I am studying with Jech's book, and the above statement is stated without any proof. I want to know whether my proof is right and also I want to know if I am missing some points that makes this trivial;the proof is redundant.
Let $f\colon \lvert \alpha \rvert \to \alpha$ be the bijection. Let's define a property on $\mathrm{Ord}$ $$P(\beta) := \text{there exists a sequence } \langle a_\nu : \nu < \beta \rangle \text{ such that } a_\nu = \inf\{\gamma: f(\gamma) > f(a_\xi) \text{ for all } \xi < \nu\} \text{ for all } \nu < \beta$$ If $P(\beta)$, the corresponding sequence is unique by well-founded induction. The sequence $\langle a_\nu : \nu < \beta \rangle$ is trivially increasing thus an injection, so $\beta \le \lvert \alpha \rvert$.
Then $\theta = \{\beta \in \mathrm{Ord} : P(\beta)\}$ is a set, and also an ordinal. For all $\beta < \theta$, let $h_\beta\colon \beta \to \lvert \alpha \rvert$ be the corresponding sequence. Then $h = \bigcup_{\beta < \theta}h_\beta$ is a function, also proved by well-founded induction. Then $P(\operatorname{dom} h)$ so $\operatorname{dom} h + 1 = \theta$.

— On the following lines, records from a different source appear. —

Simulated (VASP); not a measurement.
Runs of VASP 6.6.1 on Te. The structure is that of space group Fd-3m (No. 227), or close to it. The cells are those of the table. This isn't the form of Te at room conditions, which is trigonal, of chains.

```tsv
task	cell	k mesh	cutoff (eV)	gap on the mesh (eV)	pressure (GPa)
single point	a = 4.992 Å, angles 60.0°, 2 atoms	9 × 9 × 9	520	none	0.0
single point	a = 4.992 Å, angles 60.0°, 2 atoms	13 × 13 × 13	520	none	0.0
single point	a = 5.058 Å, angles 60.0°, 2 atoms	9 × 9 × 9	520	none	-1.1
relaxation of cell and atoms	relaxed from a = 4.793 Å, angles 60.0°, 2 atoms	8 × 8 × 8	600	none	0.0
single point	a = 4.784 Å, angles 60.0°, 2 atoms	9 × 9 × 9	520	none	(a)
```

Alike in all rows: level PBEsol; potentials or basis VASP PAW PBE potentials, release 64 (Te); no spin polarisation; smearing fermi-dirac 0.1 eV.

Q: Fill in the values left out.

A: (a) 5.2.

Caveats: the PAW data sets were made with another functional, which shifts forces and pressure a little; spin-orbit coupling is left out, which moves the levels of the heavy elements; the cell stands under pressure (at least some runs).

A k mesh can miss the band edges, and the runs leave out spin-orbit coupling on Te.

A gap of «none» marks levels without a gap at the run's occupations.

If $\sup \operatorname{ran} f \circ h < \alpha$, let $\delta = \inf \{ \gamma : f(\gamma) > \sup \operatorname{ran} f \circ h \}$. Then $h \cup \{(\operatorname{dom} h, \delta)\}$ satisfies the condition so $\theta = \operatorname{dom} h + 1 \in \theta$, which is a contradiction. Then $f \circ h\colon \operatorname{dom} h \to \alpha$ is cofinal in $\alpha$, and automatically $\operatorname{dom} h$ is a limit ordinal. Finally $\operatorname{cf} \alpha \le \operatorname{dom} h \le \lvert \alpha \rvert$.
Assume towards a contradiction that we have an ordinal $\alpha$ where $\textrm{cf }\alpha>\alpha$. $\alpha$ itself is a cofinal subset of $\alpha$ that is unbounded in $\alpha$, and it has order type $\alpha$ under $<$. But this contradicts $\textrm{cf }\alpha>\alpha$.